Company Description
StackOverdrive.io is a DevOps, Data Engineering & Web Development Consultancy headquartered in New York City. We help companies build better software and shorten the time from development to production by leaving manual processes behind using infrastructure-as-code. We embrace an automated, collaborative, & agile way of working to increase your organization’s speed, reliability, and efficiency at scale with minimal bureaucracy.
Role Description
We are seeking a highly skilled and experienced Data Infrastructure Engineer to join our innovative team. The ideal candidate will have a robust background in building and managing data infrastructure and pipelines. You will be responsible for designing, developing, and optimizing data workflows using cutting-edge tools and technologies such as Apache Airflow, Kubernetes, Apache Spark, Amazon Redshift, and various Business Intelligence (BI) tools. Your work will be pivotal in ensuring the efficient processing and storage of large volumes of data, enabling data-driven decision-making across the organization.
Key Responsibilities
Infrastructure Design and Development:
- Design and implement scalable and efficient data architectures, including databases and large-scale processing systems.
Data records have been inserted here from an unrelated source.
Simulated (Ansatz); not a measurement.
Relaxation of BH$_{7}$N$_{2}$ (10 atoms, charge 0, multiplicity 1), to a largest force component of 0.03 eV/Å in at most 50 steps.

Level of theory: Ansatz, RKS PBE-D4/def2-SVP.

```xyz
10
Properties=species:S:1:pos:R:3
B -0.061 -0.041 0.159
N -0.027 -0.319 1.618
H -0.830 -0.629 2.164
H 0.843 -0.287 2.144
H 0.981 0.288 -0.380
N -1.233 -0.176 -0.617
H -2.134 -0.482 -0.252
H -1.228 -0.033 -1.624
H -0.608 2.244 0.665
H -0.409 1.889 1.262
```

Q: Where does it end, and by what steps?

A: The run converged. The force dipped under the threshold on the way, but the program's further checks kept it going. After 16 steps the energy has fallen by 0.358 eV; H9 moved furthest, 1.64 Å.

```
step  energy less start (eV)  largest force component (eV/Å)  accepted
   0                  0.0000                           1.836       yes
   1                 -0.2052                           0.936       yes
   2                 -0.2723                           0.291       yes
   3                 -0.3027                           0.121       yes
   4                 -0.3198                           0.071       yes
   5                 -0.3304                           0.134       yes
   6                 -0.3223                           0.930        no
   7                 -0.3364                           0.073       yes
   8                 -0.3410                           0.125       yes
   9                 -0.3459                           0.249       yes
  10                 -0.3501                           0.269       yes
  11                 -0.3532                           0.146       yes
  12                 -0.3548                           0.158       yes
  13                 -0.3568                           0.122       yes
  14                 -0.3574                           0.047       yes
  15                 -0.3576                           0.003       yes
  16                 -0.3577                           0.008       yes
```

- Develop robust data pipelines using Apache Airflow for workflow orchestration.
- Leverage Kubernetes for container orchestration to ensure seamless deployment and management of data services.
Data Integration and ETL:
- Implement Extract, Transform, Load (ETL) processes to integrate data from various sources into data warehouses like Amazon Redshift.
- Ensure high data quality, integrity, and reliability throughout the data lifecycle.
Performance Optimization:
- Optimize and tune data processing jobs for performance and cost-efficiency using Apache Spark.
- Continuously monitor and improve the performance of data pipelines and infrastructure.
Collaboration:
- Work closely with data engineers, data scientists, analysts, and other stakeholders to understand data requirements and deliver effective solutions.
- Collaborate with DevOps and IT teams to deploy and manage data infrastructure in cloud environments.
Data Management and Security:
- Implement data governance practices to ensure compliance with data privacy regulations.
- Manage data security and access controls to safeguard sensitive information.
Reporting and Visualization:
- Utilize BI tools to create reports and dashboards that provide actionable insights to business users.
- Support ad-hoc data analysis requests and provide expertise on data querying and visualization.
Required Qualifications
- Bachelor's degree in Computer Science, Information Technology, or a related field.
- Proven experience as a Data Infrastructure Engineer or in a similar role.
- Proficiency with Apache Airflow, Kubernetes, Apache Spark, and Amazon Redshift.
- Experience with BI tools such as Tableau, Domo, Power BI, or Looker.
- Strong knowledge of SQL and experience with database management systems.
- Familiarity with cloud platforms such as AWS, GCP, or Azure.
- Understanding of data warehousing concepts and ETL processes.
- Strong problem-solving skills and the ability to work in a fast-paced environment.
- Excellent communication and collaboration skills.
Preferred Qualifications
- Experience with programming languages such as Python, Java, or Scala.
- Knowledge of data governance and data privacy regulations.
- Experience with big data technologies like Hadoop.
- Familiarity with machine learning workflows and tools.
Location
- We are located in NYC
- 100% Remote Position
- U.S. Citizens only
- We are an equal Opportunity Employer